Firefight on the Colombian border
by Eric Jackson
On the morning of March 31 a National Frontier Service (SENAFRONT) outpost on the Colombian border was fired upon with rifles, mortars and grenades from the Colombian side. The Panamanian border forces returned the fire with rifles and nearby Colombian forces pursued the attackers. The clash lasted about 15 minutes and on the Panamanian side at least nobody was hurt. The incident took place at Alto Limon, a spot of the border where both Panama and Colombia station guards on their respective sides.

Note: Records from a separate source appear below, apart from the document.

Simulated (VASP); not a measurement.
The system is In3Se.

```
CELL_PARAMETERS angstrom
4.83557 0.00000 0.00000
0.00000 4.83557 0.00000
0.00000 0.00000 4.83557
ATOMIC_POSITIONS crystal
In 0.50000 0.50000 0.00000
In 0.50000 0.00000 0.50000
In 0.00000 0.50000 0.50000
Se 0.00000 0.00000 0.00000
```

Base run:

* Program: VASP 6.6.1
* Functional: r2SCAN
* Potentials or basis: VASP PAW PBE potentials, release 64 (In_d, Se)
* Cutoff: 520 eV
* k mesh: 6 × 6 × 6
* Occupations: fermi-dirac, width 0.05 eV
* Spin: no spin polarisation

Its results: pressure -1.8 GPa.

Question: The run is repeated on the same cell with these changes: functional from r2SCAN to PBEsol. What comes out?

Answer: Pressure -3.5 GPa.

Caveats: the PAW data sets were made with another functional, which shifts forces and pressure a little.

It was part of a day of violence accompanying an “armed strike” by Colombia’s Clan Usuga, an offshoot of the right-wing paramilitary movement that has long had a presence in the area. Literature calling for the strike cited political and economic complaints against the Colombian government in Bogota, but the official narrative of both the Panamanian and Colombian governments is that the Clan Usuga is merely a criminal gang without political motives. The Clan Usuga, which emerged out of the earlier Urabeños and before that the AUC and ACCU paramilitaries, does engage in drug trafficking, illegal gold mining and illegal logging, mostly on the Colombian side of the border but also in Panama. Panamanian police have shot it out with them on the Costa Arriba of Colon and rounded up some of their smugglers and money laundering operatives in the Panama City metro area. The politics of the organization aren’t so much about ideology as about rural warlords carving out turf on the Colombian periphery, a chronic problem for the Bogota government ever since Colombia’s independence from Spain. This challenge to central authority comes as Colombia’s Santos administration is moving to conclude peace talks with one leftist manifestation of rural wardlordism, the FARC guerrillas, and beginning talks with another leftist rebel band, the ELN guerrillas.
The armed strike shut down transportation, businesses and public services in several parts of eastern Colombia. Two police officers were killed. On the Panamanian side President Varela sent two National Aeronaval Service (SENAN) to the border area to strengthen defenses there.